Re: Tech Discussions on the Multitrack Media (issue-152) from Silvia Pfeiffer on 2011-02-28 (public-html@w3.org from February 2011)

From: Silvia Pfeiffer <silviapfeiffer1@gmail.com>
Date: Mon, 28 Feb 2011 11:39:03 +1100
To: Bob Lund <B.Lund@cablelabs.com>
Cc: Sean Hayes <Sean.Hayes@microsoft.com>, David Singer <singer@apple.com>, "public-html@w3.org" <public-html@w3.org>
Message-ID: <AANLkTimxyzLgY=VPcEbHFPqpyLohSu_om+pLYi7xj=Wz@mail.gmail.com>

For both of the below to work, the browser has to implement an
extraction of the cues from the binary media resource into a TextTrack
with TextTrackCues, which then exposes it to the browser and to
JavaScript. Since by default only TextTracks of @kind=subtitles or
@kind=captions are rendered and these can only contain raw text, it
probably makes sense to declare both the content advisory descriptor
and the image-based caption as @kind=metadata.
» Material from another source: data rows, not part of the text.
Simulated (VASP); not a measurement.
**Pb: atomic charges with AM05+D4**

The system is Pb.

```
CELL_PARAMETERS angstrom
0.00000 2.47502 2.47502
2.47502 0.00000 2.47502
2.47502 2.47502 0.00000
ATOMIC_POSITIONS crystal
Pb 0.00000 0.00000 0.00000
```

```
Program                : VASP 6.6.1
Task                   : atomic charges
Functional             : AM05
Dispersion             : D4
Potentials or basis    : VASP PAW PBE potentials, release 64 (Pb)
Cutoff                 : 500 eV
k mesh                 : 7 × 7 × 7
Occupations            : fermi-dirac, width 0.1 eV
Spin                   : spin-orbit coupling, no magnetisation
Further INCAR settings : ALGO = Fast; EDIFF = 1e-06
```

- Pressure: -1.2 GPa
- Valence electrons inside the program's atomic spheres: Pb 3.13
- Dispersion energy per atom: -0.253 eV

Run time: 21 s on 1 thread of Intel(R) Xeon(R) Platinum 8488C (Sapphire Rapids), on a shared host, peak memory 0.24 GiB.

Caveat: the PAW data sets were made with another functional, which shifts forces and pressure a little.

In the case of the content advisory descriptor, I would expect the
browser to indeed only expose the change of the descriptor in a new
cue. Anything else is just repeated information.

In the case of image-based captions, I am uncertain how the images can
actually be exposed to the browser. One way would be to structure the
cue's text content in such a way that there is a text bit and then
there is a base64 encoded text bit that can be extracted in JavaScript
and displayed. Or alternatively it might be possible to introduce a
service on the server that does this extraction through a URL, e.g.
http://example.com/example_video.mp4?get_caption_image#lang=en&t=20
(or something more nicely engineered). Then this url can be inferred
by the JavaScript parser of the related @kind=metadata track. Since
this involves some sort of server-side service, I am not sure what the
browser would expose in the actual TextTrack, but maybe it can just
extract the metadata of the track and put that in.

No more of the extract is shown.